"Father Christmas. Santa Claus. Or as I've always known him, Jeff."

Dec 29, 2010 11:00

Christmas this year zoomed by, riding on a cloud of dinner planning and avoiding all of that Los Angeles rain. I can't complain, though, because it was a good time spent with family. Christmas Eve was spent with my dad's side of the family, the side with my three little munchkins who got an obscene number of toys for Christmas. Our family decided this year's themes were Italian food and pajamas. That meant we stuffed ourselves with an assortment of cheesy and delicious dishes. But the beauty of the pajama part is that not only were we the most adorable group on the block, but the theme had built-in stretchy food pants.

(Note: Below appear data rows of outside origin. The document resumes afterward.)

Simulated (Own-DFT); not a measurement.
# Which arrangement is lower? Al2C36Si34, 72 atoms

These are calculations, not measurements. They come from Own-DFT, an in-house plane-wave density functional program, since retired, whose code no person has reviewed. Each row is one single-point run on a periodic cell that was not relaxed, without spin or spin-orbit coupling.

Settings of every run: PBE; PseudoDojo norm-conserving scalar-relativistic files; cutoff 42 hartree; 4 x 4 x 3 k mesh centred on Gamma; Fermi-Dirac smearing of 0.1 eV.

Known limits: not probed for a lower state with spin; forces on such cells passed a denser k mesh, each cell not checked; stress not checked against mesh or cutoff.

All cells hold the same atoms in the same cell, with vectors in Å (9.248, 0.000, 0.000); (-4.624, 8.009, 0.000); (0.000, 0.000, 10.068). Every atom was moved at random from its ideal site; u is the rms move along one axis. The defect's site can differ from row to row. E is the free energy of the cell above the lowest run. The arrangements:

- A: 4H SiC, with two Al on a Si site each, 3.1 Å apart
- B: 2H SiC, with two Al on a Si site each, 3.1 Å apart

Christmas Day was with my mom's side and somehow involved my sister and me in a 6 hour-long session of marathon cooking. I'm not necessarily a good cook, but I can follow a recipe like a champ, so dinner wasn't the unmitigated disaster it had every right to be. After the leftovers were packed away to be consumed for the next two weeks, my sister and I settled in watch what I'd been looking forward to all day: the Doctor Who Christmas Special.

First off, can I just say how lovely it was to (legally) watch a Doctor Who ep the same day as the UK? I felt this odd sense of pride when BBC America announced the simultaneous airdate. I remember this channel when it still played John Oliver-narrated bumpers that suggested viewers use captions because the accents can sometimes be difficult to understand. Aw. How far we've come.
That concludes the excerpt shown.